We've got a Pathfinder, replaced our X-Trail with it. Had it for 3 years now and although we don't need such a big 4x4 we are finding it hard to convince ourselves to sell it. It's expensive to run in terms of fuel and tax but we love it and I think we will hang on to it for a while longer. The X-Trail was a great all rounder, we had a diesel from new and it was reasonable to run with a good level of kit as standard. Visibility was good, easy to see the front corners, with the raised part of the headlight glass as an aid. We saw mid 30s but it was the diesel and the 2005 updated model, with the 6 speed gearbox.


----------



## J1ODY A (Nov 28, 2008)

Grizzle said:


> Its a Pathfinder i really fancied. :argie:


Had the navara myself, great build quality, huge car but 24mpg on a good day killed me.


----------



## wildwash (Nov 2, 2011)

There is something nice about having a pick up with a read lid on it so you have a nice clean car area and a big place to chuck things in a not worry about carpets and seats in the back.


----------



## bobsabuilder (Dec 25, 2011)

wildwash said:


> There is something nice about having a pick up with a read lid on it so you have a nice clean car area and a big place to chuck things in a not worry about carpets and seats in the back.

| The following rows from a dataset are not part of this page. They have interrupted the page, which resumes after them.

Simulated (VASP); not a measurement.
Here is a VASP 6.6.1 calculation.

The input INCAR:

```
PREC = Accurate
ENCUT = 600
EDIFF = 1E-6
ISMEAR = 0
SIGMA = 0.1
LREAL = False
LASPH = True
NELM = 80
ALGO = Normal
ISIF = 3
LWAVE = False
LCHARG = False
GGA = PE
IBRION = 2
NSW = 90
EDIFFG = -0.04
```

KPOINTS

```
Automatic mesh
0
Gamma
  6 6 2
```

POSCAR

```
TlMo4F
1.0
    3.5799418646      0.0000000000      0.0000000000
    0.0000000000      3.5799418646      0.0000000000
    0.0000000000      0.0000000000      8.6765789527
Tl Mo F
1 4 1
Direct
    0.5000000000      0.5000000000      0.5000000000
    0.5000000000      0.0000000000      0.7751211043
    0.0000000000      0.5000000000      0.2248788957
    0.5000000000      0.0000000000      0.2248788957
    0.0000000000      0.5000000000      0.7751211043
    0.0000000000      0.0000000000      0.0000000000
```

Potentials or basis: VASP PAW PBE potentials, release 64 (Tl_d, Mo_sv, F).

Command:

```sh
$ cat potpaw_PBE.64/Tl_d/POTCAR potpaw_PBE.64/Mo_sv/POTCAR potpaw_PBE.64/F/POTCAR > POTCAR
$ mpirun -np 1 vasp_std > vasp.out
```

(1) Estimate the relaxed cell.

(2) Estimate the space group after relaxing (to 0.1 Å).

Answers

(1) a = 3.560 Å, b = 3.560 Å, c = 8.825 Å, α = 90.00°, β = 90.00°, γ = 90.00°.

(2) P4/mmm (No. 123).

Exactly why I love my Navara. 
Easy get 30mpg (autos drink more) £130 to tax it and insurance under £300.
Snugtop canopy on the back which is great for the dogs, keeping the cab nice and clean.


----------



## Teddy (Dec 15, 2007)

So why do you need a 4x4? They often aren't any bigger inside that a Golf Estate and a Passat estate is far classier.


----------



## Barchettaman (Dec 16, 2007)

Octavia 4x4 wagon, old shape.
Extra ground clearance, vast, and with a second set of winter tyres you are extremely unlikely to get stuck.
Best of luck with the new arrival.


----------



## tg1 (May 18, 2011)

i manged to fit family in a 3 door golf, 

was a bit of a bugger wheelspinning everywhere in the snow, and getting boost when you backed off.

Subaru justy? :lol: probably not big enough


----------